The omens did not look good when we set out to the Massey Ferguson Club (neutral venue) with an injury hit team. Having beaten Nuneaton in the semi-final the previous week, fielding a line up with an average grade of 172, the absence of Mark (holiday) and Carl (work) meant that our average grade for the biggest game of our season was down to 153 (versus 171 for Rugby.) Dave and Rod came into the team, both fresh from Divisional Cup glory and ready to go. What we lacked in rating points, we made up for in hunger. Having lost a Cup final we really should have won two years ago at the same venue, we knew this was a chance to put things right, to carve our names in history.
The evening started well. I built up an extremely good position against James Kearney and Dave was also moving nicely. Rod was battling away, Mike’s position looked the trickiest but his form has been outstanding so all things started to seem possible. I came within a whisker of beating James, as I built up a crushing King side attack. However, my Rook sacrifice left a resource I had overlooked and by giving the material back James weathered the storm. It was still complex, but hard for either of us to make much progress. I was left dreaming of what might have been. Frustrating, but we still had our first half point.

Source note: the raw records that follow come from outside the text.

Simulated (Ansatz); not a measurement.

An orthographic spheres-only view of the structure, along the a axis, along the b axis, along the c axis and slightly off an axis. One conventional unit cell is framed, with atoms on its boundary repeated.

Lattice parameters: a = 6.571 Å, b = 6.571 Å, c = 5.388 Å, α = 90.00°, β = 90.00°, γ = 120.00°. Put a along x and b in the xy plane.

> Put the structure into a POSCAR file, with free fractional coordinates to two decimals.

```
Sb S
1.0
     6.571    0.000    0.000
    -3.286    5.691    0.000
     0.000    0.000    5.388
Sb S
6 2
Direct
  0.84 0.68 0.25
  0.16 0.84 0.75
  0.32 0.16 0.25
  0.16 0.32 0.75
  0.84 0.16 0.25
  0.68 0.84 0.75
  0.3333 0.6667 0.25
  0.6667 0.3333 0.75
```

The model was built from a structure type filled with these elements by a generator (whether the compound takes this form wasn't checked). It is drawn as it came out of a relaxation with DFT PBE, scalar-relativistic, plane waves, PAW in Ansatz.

Dave was next to finish, with the game of the night against Patrick Reid. It was a truly awesome sight as Dave made light of the rating differential to bring home a victory that was beautiful to watch. He seemed to rip open Patrick’s Queen side (where Patrick’s King had been seeking shelter) minor and major pieces swarmed and his Knight delivered the final blow to put us 1.5 – 0.5 up in our games with the White pieces. A superb man of the match performance as Dave signed off his campaign in style.
At which point anything still seemed possible. Rod was battling hard, but now losing, down a pawn in an opposite Bishop ending. Unfortunately, Bob Whilding had a passed pawn and a bit of a grip on Rod’s King so it looked difficult. Mike was also down a pawn to Simon Turner. All four players were in time trouble. Mike was stoically chewing his way through cough sweets. I was pacing. The Coventry members involved in their own matches were averagely vocal. A betting man would have kept his money in his pocket.
Then finally it turned. Mike, won his pawn back and went from worse to better in about the time it would have taken someone to eat one of his throat lozenges. A draw was agreed and suddenly we had two points gained on boards 1, 2 and 3 which meant we’d won on board count! Rod battled brilliantly but went down soon after. It didn’t matter though, as all had played their part in a famous night. 2 – 2 but the silverware was ours!